A context cannot be shared by multiple threads. Each thread must have its own co...

A context cannot be shared by multiple threads. Each thread must have its own context, otherwise all threads will crash immediately. Thus your description of a barrel processor is completely contrary to reality.

When threads are implemented only in software, without hardware support, you have what is called coarse-grained multithreading. In this case, a CPU core executes one thread, until that thread must wait for a long time, e.g. for the completion of some I/O operation. Then the operating system switches the context from the stalled thread to another thread that is ready to run, by saving all registers used by the old thread and restoring the registers of the new thread, from the values that were saved when the new thread has been executed last time.
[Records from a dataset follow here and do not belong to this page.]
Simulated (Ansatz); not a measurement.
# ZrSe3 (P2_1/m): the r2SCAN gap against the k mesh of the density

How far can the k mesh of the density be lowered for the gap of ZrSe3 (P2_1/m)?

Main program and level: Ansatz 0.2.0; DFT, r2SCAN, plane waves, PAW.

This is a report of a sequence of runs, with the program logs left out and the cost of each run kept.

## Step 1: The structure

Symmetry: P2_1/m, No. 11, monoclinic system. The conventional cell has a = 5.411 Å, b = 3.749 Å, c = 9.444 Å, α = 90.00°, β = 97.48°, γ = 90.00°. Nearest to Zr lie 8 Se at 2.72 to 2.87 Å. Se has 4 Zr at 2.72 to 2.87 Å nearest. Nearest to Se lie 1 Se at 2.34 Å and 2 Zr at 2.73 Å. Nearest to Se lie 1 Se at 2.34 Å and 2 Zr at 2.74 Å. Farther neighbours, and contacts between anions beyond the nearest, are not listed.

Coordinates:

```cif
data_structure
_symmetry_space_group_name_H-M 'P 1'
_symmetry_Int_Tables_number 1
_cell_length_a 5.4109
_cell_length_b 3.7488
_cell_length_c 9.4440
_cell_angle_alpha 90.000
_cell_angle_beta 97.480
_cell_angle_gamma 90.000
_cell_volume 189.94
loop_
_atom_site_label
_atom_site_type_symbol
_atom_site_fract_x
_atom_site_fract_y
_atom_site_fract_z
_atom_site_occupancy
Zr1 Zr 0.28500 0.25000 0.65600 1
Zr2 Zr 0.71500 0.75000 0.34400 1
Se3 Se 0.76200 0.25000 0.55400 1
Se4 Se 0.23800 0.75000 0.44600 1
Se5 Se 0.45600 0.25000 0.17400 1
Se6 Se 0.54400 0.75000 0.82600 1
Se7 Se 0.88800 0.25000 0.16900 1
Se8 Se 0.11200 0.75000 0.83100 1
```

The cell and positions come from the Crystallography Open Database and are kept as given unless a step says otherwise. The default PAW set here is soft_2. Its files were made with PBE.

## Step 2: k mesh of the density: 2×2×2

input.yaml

Such multithreading is coarse-grained, because saving and restoring the registers is expensive so it cannot be done often.

When hardware assists context-switching, by being able to store internally in the CPU core multiple sets of registers, i.e. multiple thread contexts, then you can have FGMT (fine-grained multithreading). In the earliest CPUs with FGMT the switching of the thread contexts was done after each executed instruction, but in all more recent CPUs or GPUs with FGMT the context switching can be done after each clock cycle.

Barrel processors are a subset of the FGMT processors, the simplest and the least efficient of them. Barrel processors are now only of historical interest. Nobody has made barrel processors during the last decades. In barrel processors, the threads are switched in round robin, i.e. in a fixed order. You cannot choose the next thread to run. This wastes clock cycles, because the next thread in the fixed order may be stalled, waiting for some event, so nothing can be done during its allocated clock cycle.

The name "barrel", introduced by CDC 6600 in 1964, refers to the similarity with the barrel of a revolver, you can rotate it with a position, bringing the next thread for execution, but you cannot jump over a thread to reach some arbitrary position.

What is switched in a barrel CPU at each clock cycle between threads is not a context, i.e. not the registers, but the execution units of the CPU, which become attached to the context of the current thread, i.e. to its registers. For each thread there is a distinct set of registers, storing the thread context.

The descriptions of the internal architecture of GPUs are extremely confusing, because NVIDIA has chosen to replace in its documentation all the words that have been used for decades when describing CPUs with different words, with no apparent reason except of obfuscating the GPU architecture. AMD has followed NVIDIA, and they have created a third set of architectural terms, mapped one to one to those of NVIDIA, but using yet other words, for maximum confusion.

For instance, NVIDIA calls "warp" what in a CPU is called "thread". What NVIDIA calls "thread" is what in a CPU is called "vector lane" or "SIMD lane". What NVIDIA calls "stream multiprocessor" is what in a CPU is called "core".

Both GPUs and CPUs are made of multiple cores, which can execute programs in parallel.

Each core can execute multiple threads, which share the same execution units. For executing multiple threads, most if not all GPUs use FGMT, while most modern CPUs use SMT (Simultaneous Multithreading).

Unlike FGMT, SMT can exist only on superscalar processors, i.e. which can initiate the execution of multiple instructions in the same clock cycle. Only in that case it may also be possible to initiate the execution of instructions from distinct threads in the same clock cycle.

Some GPUs may be able to initiate 2 instructions per clock cycle, only when certain conditions are met, but for all such GPUs their descriptions are typically very vague and it may be impossible to determine whether those 2 instructions may come from different threads, i.e. from different warps in the NVIDIA terminology.